Australia’s Riverina district has a climate perfect for citrus fruits. The long, hot summers, and porous, sandy soil provide ideal conditions for growing blood oranges. The Mildura region, in particular, is known for its fruit production, including navel and Valencia oranges, mandarins and wine and dried fruit grapes.
This agricultural centre was a popular post-war destination for Italian farming families wanting to make their fortune, and it was here that Joe Barila arrived as a seven-year-old. Money was scarce and Joe was put to work almost immediately. ‘I didn’t get the chance for a proper schooling, I went straight to work with fruit and vegetables, as that’s what my father did,’ Joe recalls. Today, Joe still keeps a vegetable patch a few kilometres from his blood orange orchard.

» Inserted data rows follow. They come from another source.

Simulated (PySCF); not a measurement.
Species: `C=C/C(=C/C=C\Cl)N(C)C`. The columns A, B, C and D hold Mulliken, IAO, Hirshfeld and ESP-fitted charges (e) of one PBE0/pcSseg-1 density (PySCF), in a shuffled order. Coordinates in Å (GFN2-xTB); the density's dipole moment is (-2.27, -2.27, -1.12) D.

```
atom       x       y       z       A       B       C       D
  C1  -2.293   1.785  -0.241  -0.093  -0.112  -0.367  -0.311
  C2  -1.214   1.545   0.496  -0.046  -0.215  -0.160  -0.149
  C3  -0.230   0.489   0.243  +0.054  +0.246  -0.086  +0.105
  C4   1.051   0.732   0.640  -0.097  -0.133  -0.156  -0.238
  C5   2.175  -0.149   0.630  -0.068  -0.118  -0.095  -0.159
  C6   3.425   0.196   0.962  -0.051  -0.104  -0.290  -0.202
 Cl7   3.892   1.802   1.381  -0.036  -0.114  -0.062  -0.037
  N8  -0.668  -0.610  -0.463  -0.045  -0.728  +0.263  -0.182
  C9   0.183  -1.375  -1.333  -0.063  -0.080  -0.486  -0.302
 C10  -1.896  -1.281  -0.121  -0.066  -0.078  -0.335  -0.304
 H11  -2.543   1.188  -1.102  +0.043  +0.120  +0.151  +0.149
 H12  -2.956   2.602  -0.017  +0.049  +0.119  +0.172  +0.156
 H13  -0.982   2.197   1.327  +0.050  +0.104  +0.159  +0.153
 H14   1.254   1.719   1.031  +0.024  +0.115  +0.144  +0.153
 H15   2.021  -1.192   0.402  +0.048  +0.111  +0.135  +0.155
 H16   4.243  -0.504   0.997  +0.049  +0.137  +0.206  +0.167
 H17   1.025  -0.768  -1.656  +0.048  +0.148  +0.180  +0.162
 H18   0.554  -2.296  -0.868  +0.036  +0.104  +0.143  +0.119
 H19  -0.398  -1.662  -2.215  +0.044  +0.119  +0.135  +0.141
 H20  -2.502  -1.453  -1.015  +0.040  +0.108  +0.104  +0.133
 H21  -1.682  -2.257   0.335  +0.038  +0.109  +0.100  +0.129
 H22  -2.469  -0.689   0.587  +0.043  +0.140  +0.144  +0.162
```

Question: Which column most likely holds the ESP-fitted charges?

Joe’s wife Maria is also of Italian descent. Her parents arrived in Australia in the early-1950s and she was born a few years later. ‘My father worked for years and finally saved enough to buy his own fruit block,’ tells Maria. Joe and Maria both have vivid childhood memories of their parents talking fondly of their homeland, and of the beauty and taste of ‘arance sanguine’ – the blood orange. Joe and Maria married in 1975 and bought the farm where they now live – in Gol Gol, eight kilometres from Mildura. They have been growing blood oranges since 1989 and the trees now occupy two hectares of the 15-hectare property.